One guy once said, “You just wanted to cough for him”! Even as kids we
could never figure out why he smoked at all since he couldn’t cough and had
trouble breathing as it was. Oh, well, everybody smoked in those days,
even us (clandestinely, of course)! John’s tractor was a John Deere “B,”
which we later somehow acquired. The John Deere had a hand clutch and it was humorous
to Tim and I as we watched him operate it, especially when he was planting corn.
His head and hands would be flailing in all directions as he came to the end of
the field and changed gears. One time I was doing some corn cultivating for him
and wasn’t paying attention, and tore out a very small section (maybe 5 feet or
so) of 2 cornrows, right when he was watching me, of course. He came staggering
out to the end of the field and as I approached where he was staggering toward
me, I could hear him yell over the tractor sound, “YOU RUM DUMB”!! At my tender teen-age years, “grownups”
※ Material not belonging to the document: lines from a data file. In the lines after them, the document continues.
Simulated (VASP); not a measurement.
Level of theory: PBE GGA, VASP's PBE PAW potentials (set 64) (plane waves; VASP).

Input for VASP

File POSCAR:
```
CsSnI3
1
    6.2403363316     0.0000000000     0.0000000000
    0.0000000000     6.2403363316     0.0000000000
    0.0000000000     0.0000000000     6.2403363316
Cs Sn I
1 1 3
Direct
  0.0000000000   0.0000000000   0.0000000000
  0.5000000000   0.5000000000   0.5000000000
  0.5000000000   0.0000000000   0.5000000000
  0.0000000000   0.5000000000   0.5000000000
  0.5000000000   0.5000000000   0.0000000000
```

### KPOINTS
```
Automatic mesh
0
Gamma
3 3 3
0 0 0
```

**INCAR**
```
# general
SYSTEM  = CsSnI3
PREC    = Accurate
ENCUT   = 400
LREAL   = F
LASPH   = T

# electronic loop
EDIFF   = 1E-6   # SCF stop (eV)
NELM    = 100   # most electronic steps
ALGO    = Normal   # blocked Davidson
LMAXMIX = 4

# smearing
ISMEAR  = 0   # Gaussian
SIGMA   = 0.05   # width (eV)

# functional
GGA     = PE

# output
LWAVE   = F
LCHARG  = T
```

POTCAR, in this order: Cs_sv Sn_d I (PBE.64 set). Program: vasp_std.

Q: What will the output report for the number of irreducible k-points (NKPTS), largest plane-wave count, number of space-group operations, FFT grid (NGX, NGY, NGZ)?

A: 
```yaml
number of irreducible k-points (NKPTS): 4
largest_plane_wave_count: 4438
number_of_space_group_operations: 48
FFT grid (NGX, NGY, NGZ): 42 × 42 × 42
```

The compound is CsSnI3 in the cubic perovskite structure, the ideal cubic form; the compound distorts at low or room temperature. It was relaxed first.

yelling at me didn’t bother me at all. In those days a kid NEVER
“talked-back” to an adult (unless it was your mother or father, then a
“backhand” resulted). In those days kids had to “internalize” a lot of words
and anger. I’m sure I was “loudly” thinking
something like, “F--- you…” Of course, these days a kid would actually
say it to an adult, followed by the appropriate finger gesture! In “those
days” a kid would certainly THINK it and do it in private around his peers, but
would NEVER have had the courage to do it TO AN ADULT’S FACE!!!! On one occasion
I did, however, “get back” at John for all the years of yelling at us kids when
we were around him. When I was around 15 or so, I was home from school “sick”
(Hmmm, as I recall, I think I really was sick). This was during the time
I was going through a “Shooting paperclips with a rubber band phase.” I would
take a paperclip and twist it ½ turn so that it was an “S” shape. I would then
take a large rubber band used for wrapping cauliflower leaves that I got from
Len H. With a large, thick rubber band doubled between my thumb and forefinger,
the result was a really “high caliber” paper clip shooter! Because of the large
thick rubber band, the “muzzle velocity” must have approached or exceeded Mach
1! I remember the “Whizzing” sound the paper clip made flying through the air,
much like the sound of a passing bullet! That day I was shooting paper clips at
birds from my upstairs bedroom window. John was helping Uncle Ned on the farm
that spring day and as I was taking pot shots at birds, I saw him driving his
John Deere along the lane heading for the barnyard. I quickly got another paperclip,
formed the “S” shape, and “loaded it up” on the taunt “high-caliber” rubber
band. I “aimed” and waited for John to get closer. Just as he got about to the
pump and was about 100 feet or so from me, I pulled back and stretched the rubber band as far as I
could, then let go of the paper clip. It was a classic “lucky shot”! I’m not
sure where it hit him, but I saw arms and legs rapidly flailing about in a blur
and the tractor going off to the side! He grabbed the wheel and frantically
tried to straighten it out before it hit one of our cars parked nearby! He then
looked around up in the air for the source! I fell on the floor rolling with
laughter! He NEVER did know what hit him! The moral: NEVER MESS WITH A
TEEN-AGER THAT’S ½ GERMAN AND ½ IRISH!!!!!